Solving System of Nonlinear with Three Differential Equations

I've been trying to solve a system of nonlinear differential equation, but the conditions are a bit weird.

Two of the differentials equate to the same equation, but have different boundary conditions. The third differential equate to something else.

For the background on the problem I am trying to solve, it is related to concentration as a function of time for a reaction.

Here is the code I have put, which was more or less straightforward, but I keep getting 'true.' I've tried using DSolve and NDsolve, but I am unable to get a graph for my three concentration profiles (I do not need an analytical solution, just a graphical one).

NDSolve[{
A'[t] == -kf A[t] *B[t] + kb * c[t],
B'[t] == -kf A[t] *B[t] + kb * c[t],
c'[t] == kb * c[t] + kf A[t] B[t],
A[0] == 1, B[0] == 2, c[0] == 0},
{A, B, c}, {t, 100}]


kf and kb are constants I've already equated into my code

But I keep resulting with:

NDSolve[{True, True, True, A[0] == 1, B[0] == 2, c[0] == 0}, {A, B, c}, {t, 100}]


I'm thinking it's because I'm multiplying two functions together, I haven't solved ODEs this way. I'd appreciate any input, or hints/guides/direction. Thanks!

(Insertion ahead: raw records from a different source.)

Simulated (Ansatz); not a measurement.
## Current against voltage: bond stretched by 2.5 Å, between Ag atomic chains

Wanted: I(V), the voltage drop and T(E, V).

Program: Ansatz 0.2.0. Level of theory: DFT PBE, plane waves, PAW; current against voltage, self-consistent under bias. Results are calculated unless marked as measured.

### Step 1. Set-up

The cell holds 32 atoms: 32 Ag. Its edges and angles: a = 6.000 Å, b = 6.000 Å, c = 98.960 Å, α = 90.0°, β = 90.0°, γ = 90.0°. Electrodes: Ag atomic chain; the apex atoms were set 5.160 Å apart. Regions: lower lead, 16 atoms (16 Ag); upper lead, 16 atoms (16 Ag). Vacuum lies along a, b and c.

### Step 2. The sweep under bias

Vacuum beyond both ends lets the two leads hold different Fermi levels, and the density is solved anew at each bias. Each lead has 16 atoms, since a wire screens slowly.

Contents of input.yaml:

If there is something unclear, or if I am lacking proper question asking etiquette please let me know!

-
Then you must have once mixed up = and ==. You need Clear[Derivative]. Values stored in Derivative can't be cleared by Clear["Global*"] because it actually means clearing all the variables under context "Global" while Context[Derivative] gives "System". –  xzczd Apr 16 at 7:15
@xzczd New users might fall in to this Context trap. I haven't found another post to mark this as a duplicate. Perhaps your comment is worthy of an answer just so it is in the books? –  bobthechemist Apr 16 at 13:12
@bobthechemist OK, let me elaborate it into an answer. –  xzczd Apr 16 at 13:42

Clear[Derivative] first.

OK, it's surprising that there seems to be no regular answer to this common problem for beginners, let me elaborate my comment into an answer. If you restart your Mathematica and run your code again then you'll find your problem no longer exists anymore! Then, why? Because Mathematica is unstable?

Of course not. Just recall what you've done before meeting the error, you may find the following scene in the corner of memory:

The value of kf and kb is chosen at random.

It's another common mistake of Mathematica newbies, that is, mix up = and ==.

Your code was in a mess now, but you didn't feel worried because you've already learned from some material that you can use

Clear["Global*"]


to fix this. You cheerfully placed this line at the beginning of your code and ran it again, only to find:

What happened? Why does the magic of Clear["Global*"] lose its power?

To answer this I'd like to first explain why you need to clear the variables after you mistyped == to = since I presumingly guess you may still be vague about this. Try the following code:

A[0] = 0
A[0]
A[0] == 0
Clear[A]
A[0] == 0

0
0
True
A[0] == 0


BTW, though I've execute A[0] for several times to show the variation, you can judge whether A owns a value just by observing its color: it's black when it does, otherwise it'll be blue.

As you see, Set (=) will give value to its left hand side. (Of course there exist cases that the left hand side is Protected, for example a + b = 4 won't give the left side a value, but it's another story and I'd like not to talk about it here. ) If you don't Clear it, it'll be always there and break your equations. When introducing this issue, many materials will tell readers that you can simply use Clear["Global*"] to "clear all the variables" at once, but it doesn't work for your case, yeah, you already know that, but do you know what's the exact meaning of Clear["Global*"]?

If you check "Details" of document of Clear, you'll find the following description:

Clear["context*"] clears all symbols in a particular context.

What's "context"? "context" is something that every symbol in Mathematica owns. You can check it by function Context, for example:

Context[a]
Context[NDSolve]

"Global"
"System"


So Clear["Global*"] is clearing the values of symbols under context Global, which is the stronghold for most symbols that'll have values (at least for beginners), but, what you can Clear is only "most", not "all". Try the following code:

A'[0] = 0
A'[0]
Clear["Global*"]
A'[0]
Clear[A]
A'[0]
HoldForm[FullForm[A'[0]]]

0
0
0
0
Derivative[1][A][0]


Aha, A'[0] is one of the exceptions, the value of A'[0] isn't stored in A, in fact it's stored as SubValues (this is another story that I'd like to omit here, you can search it in this site or have a look at Leonid Shifrin's excellent book ) of Derivative, then what's the context of Derivative?:

Context[Derivative]

"System"


So values in it can't be cleared by Clear["Global*] (BTW 2, for most cases it can be shortened as Clear["*"], meaning clear all the values of symbols under the current context, which is usually Global), what you need to clear it is

Clear[Derivative]


Though some warnings generated, Clear["System*"] can be used too if you like.

BTW 3, another symbol that is likely to trig this problem is Subscript.

-